1. A warehouse manager is comparing motorized carts
from three different manufacturers with the idea of purchasing one of the
brands. She is primarily interested in the time (Y) that operators take
to fetch and deliver a load in a cart. She also keeps track of the weight
of each load in case that has a confounding effect. Trial runs are made
for 15 loads for each motorized cart, for a total of 45 trial runs.
Forty-five (45) different operators were used. The times and weights for
the 45 trial runs were
Table 1 - Times and Weights for Motorized Carts
A 42 104 A 38 79 A 47 75 A 44 95 A 51 102
A 44 107 A 54 110 A 39 98 A 44 106 A 56 101
A 56 120 A 43 88 A 50 99 A 59 122 A 52 99
B 56 107 B 42 85 B 49 98 B 54 106 B 44 88
B 48 110 B 40 93 B 46 104 B 45 87 B 44 86
B 44 101 B 46 86 B 46 87 B 62 121 B 55 80
C 51 87 C 47 92 C 62 97 C 57 117 C 43 85
C 66 120 C 59 101 C 52 115 C 57 107 C 46 99
C 53 109 C 54 99 C 46 91 C 41 72 C 55 105
Each triple of values in Table 1 denotes the cart type (one of three
values A,B,C
), the delivery time for that
load (Y
), and the weight of the
load (X
).
(i) Is there a significant variation in the cart brands, as measured by
time efficiency, NOT allowing for load weight? (That is, ignoring the
weight measurements. For definiteness, use Carttype
for
cart brand and Weight
for the weight.) What is the P-value
for the ANOVA? What is the model R2?
(ii) Do the carts vary significantly in efficiency, ALLOWING for load
weight and cart brand, but NOT allowing for load weight and cart brand
interactions, listing cart brand before weight in the regression for
definiteness? What is the P-value for the ANOCOVA? What is the model
R2?
Which appears to have a stronger effect on the times, the load
weight or the type of cart? Which of the two are significant in the
Type I table? What are their P-values? Which are significant in the
Type III table? What are their P-values? Why are the P-values
different between the two tables?
Is the effect of cart brand significant in the Type I table? in
the Type III table?
Note that the significance of cart brand in the presence of a load
weight correction would be a statistically valid measure of quality of
cart brand, as long as the warehouse manager is convinced that the
distribution of load weights in Table 1 is the same as she would
encounter in practice.
(iii) Is there a significant interaction between the effect of weight
and the type of cart, ALLOWING for load weight and cart brand
interaction in the regression, using ``interaction'' in the usual sense
for ANOCOVA models? Which effects are significant in the Type I
table? in the Type III table? Do your conclusions change from
part (ii)?
(iv) Find the (Pearson) correlation coefficients for time (Y)

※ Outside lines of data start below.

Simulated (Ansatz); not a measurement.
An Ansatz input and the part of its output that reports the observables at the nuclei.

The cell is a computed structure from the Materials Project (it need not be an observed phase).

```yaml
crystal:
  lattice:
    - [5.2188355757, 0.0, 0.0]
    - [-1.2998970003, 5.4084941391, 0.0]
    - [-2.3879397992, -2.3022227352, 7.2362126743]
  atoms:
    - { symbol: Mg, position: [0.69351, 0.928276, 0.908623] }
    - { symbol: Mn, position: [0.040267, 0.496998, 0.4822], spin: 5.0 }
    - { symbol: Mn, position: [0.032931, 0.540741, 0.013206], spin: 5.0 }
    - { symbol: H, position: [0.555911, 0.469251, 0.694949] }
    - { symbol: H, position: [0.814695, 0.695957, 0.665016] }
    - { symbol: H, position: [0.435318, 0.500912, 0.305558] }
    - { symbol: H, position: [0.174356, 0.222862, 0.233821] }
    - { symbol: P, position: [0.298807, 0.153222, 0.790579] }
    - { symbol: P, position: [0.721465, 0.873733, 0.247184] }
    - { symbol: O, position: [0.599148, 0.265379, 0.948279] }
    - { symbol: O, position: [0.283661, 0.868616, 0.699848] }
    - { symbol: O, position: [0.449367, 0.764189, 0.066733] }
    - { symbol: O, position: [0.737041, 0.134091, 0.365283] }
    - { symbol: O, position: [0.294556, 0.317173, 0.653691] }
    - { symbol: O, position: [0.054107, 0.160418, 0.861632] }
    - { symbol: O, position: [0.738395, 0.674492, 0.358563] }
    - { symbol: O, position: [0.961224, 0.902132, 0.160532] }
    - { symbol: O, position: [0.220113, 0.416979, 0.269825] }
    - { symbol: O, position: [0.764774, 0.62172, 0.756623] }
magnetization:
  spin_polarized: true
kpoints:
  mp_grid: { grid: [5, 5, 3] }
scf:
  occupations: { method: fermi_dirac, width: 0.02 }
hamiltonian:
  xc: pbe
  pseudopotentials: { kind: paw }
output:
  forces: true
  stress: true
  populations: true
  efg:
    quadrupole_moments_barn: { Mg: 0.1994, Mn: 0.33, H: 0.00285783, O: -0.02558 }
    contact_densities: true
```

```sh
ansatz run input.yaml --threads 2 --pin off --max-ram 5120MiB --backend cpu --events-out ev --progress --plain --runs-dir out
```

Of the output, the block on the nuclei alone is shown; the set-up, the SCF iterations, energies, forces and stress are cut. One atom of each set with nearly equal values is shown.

versus Weight within each cart type. (That is, run proc
corr
with by Carttype
.) Do the within-cart-type
correlation coefficients vary? Also, construct a scatterplot of time
versus weight with cart type as the plotting symbol. Do these
conclusions affect your answer to part (ii)?
What would you advise the warehouse operator about the best choice
of brand for the three types of cart?
2. Variables AA, BB, and CC were measured for 32 subjects.
Of these subjects, 12 later developed Condition X while the
remaining 20 did not develop Condition X. The data are listed in
Table 2.
An experimenter is interesting in finding which of the variables
AA, BB, and CC are significantly related to developing Condition X.
The experimenter is also interested in finding a rule that, given the
values of AA, BB, and CC for a subject, predicts the probability that
that subject will later develop Condition X.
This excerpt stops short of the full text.